|Leader||President Ismail Omar Guelleh|
“I want to be a witness to others, but I don’t always know how to share my faith with them.”
Being a Christian in Djibouti means a life of restriction and persecution. People are meant to have freedom of religion, but are still ruled by sharia (Islamic) law. The state religion is Islam and anything outside of that is unacceptable. This means Christianity is treated as if it is illegal. Persecution is severe for those who leave Islam to follow Jesus. Djibouti’s population is 90% to 95% Muslim, making Christians the minority. The government tries to control churches and make sure Christianity doesn’t grow.
Owning a Bible is dangerous in Djibouti. Even a church building is a huge insult for non-believers. Church events, youth groups and speaking out against persecution are all very difficult. For those who come from a Muslim family, becoming a Christian is almost impossible to keep a secret. Communities live close together and believers are frequently monitored. If someone converts from Islam, family rights are stripped away. Some lose their inheritance and even the custody of their children. Finding a job is nearly impossible and persecution is a daily part of life.
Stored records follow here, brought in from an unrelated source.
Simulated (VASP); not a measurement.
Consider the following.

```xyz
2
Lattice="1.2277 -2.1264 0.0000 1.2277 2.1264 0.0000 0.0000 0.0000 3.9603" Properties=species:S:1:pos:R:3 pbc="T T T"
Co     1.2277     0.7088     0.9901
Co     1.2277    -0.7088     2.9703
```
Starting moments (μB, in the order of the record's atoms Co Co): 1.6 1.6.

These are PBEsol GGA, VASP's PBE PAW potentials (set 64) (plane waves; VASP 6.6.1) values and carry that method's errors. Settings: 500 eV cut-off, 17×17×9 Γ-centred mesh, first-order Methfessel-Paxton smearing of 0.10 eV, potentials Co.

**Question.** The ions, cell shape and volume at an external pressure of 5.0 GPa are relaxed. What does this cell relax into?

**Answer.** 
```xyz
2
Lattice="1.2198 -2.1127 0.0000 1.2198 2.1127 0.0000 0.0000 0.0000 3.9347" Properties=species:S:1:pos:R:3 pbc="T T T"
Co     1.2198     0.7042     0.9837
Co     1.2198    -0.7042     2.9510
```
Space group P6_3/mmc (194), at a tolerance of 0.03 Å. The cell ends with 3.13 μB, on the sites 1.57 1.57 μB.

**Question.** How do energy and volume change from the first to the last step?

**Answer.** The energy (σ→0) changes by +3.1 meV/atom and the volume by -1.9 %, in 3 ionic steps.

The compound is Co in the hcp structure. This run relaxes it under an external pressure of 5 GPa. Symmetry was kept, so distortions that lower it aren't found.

Open Doors supports partners whose main goal is to strengthen the local Church in Djibouti. The development of leaders has become a key part of reaching non-believers. Many are learning to understand the purpose of persecution and how to strengthen their faith during hard times. Local partners are also empowering families in areas of business. Persecution is expected to continue, but despite this, believers are being equipped to share their faith in Jesus.